Attackers on policemen in Krasnodar to be checked for their connections with radical elements
KRASNODAR. Aug 31 (Interfax) - The Federal Security Service (FSB) is inquiring whether suspects in an attack on policemen in Krasnodar have connections with radical nationalist groups, the press service of the Russian Federal Security Service directorate for the Krasnodar Territory told Interfax on Thursday.
"Three detainees on suspicion of an attempt on the life of policemen, use of violence against one of them and a murder attempt are being checked for connections with one of rightist radical groups. One of them is known to have been previously convicted of the creation of an extremist group," a press officer said.
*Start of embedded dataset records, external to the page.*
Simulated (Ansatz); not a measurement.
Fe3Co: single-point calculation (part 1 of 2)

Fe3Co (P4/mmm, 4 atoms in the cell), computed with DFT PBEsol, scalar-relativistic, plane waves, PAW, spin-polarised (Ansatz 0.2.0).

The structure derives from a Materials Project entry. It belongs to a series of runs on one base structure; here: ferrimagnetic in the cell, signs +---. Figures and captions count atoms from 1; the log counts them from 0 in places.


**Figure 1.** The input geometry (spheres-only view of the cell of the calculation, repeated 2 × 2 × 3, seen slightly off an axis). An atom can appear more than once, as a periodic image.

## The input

As reported, traffic police officers stopped Nikita Medvedev's Toyota Camry, which was also carrying two passengers, namely Dmitry Karachkin and Vladislav Gmyrya along with the driver, at a stationary post in Krasnodar in the afternoon on August 28.
Medvedev hit an officer checking his documents, went back to the car for a non-lethal handgun, and opened fire on the police.
The suspect also fired several shots on the street and wounded a young man who tried to stop him.
One of Toyota's passengers Karachkin got out from the car and escaped from the scene. Another passenger Gmyrya also tried to run away but was detained. Medvedev escaped by car. Fleeing from the chasing party, he stopped and opened fire on a traffic police patrol car.
Two days later, overnight into Wednesday Medvedev was detained in the Kopansky village in a Krasnodar suburb. Karachkin was detained on the same day.
Gmyrya earlier led the Pitbull nationalist group, but the Krasnodar Sovetsky District Court sentenced to six years in a high-security penitentiary in 2010.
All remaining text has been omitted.